Carl Greene barred from government work indefinitely
Federal housing officials on Thursday slapped former Philadelphia Housing Authority executive director Carl R. Greene with new penalties on top of his current three years' suspension from doing business with the U.S. government.
Federal housing officials on Thursday slapped former Philadelphia Housing Authority executive director Carl R. Greene with new penalties on top of his current three years' suspension from doing business with the U.S. government.
In a two-page letter, the Department of Housing and Urban Development told Greene he would be barred indefinitely from working with HUD or other federal agencies after he finishes his current suspension in 2017.
The indefinite suspension was ordered because Greene failed to pay a $75,000 fine levied last year, when HUD issued the three-year penalty.

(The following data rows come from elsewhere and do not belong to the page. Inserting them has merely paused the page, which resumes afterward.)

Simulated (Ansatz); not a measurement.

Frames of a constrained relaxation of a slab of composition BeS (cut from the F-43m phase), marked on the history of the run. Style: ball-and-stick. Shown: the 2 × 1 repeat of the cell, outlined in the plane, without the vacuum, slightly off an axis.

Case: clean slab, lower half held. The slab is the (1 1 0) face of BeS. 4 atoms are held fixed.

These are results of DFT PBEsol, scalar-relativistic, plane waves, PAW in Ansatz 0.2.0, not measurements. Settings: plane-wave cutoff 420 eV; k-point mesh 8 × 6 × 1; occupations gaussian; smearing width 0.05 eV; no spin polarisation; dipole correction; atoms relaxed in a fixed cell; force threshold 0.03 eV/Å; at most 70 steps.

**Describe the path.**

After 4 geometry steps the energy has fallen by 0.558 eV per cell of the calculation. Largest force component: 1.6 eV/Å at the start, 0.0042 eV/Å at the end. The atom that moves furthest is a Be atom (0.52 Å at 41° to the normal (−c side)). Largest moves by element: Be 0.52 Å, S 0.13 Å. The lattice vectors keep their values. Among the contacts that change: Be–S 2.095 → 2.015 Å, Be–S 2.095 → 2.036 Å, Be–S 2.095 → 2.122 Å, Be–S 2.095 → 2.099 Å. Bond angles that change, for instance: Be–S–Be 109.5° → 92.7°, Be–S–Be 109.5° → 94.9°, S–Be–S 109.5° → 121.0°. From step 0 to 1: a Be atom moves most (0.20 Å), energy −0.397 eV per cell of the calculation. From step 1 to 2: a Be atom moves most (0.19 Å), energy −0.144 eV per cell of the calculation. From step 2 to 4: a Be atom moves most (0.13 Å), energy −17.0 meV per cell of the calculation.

The letter from HUD enforcement officer Craig T. Clemmensen also was sent to Philadelphia lawyer Thomas A. Bergstrom, who represented Greene in his most recent contacts with HUD. Bergstrom declined to comment.
Greene's original offense was violating HUD rules barring PHA from spending taxpayer funds for lobbying and for failing to disclose it.
Although Greene, who now lives in Georgia, signed federal documents stating that PHA had not been lobbying, HUD cited repeated incidents in which lobbyists working for PHA met with congressional staffers.
In March 2014, HUD barred Greene for three years. The sanction, called debarment, is HUD's stiffest civil penalty.
PHA's improper lobbying was first disclosed as part of an Inquirer investigation of the housing agency. Greene sued the newspaper, saying he was libeled, but the lawsuit was dismissed.
Greene was fired from PHA in September 2010 after almost 13 years as head of the nation's fourth-largest public housing agency. He was fired in part for settling sexual-harassment lawsuits with public funds and not informing the PHA board of what he was doing.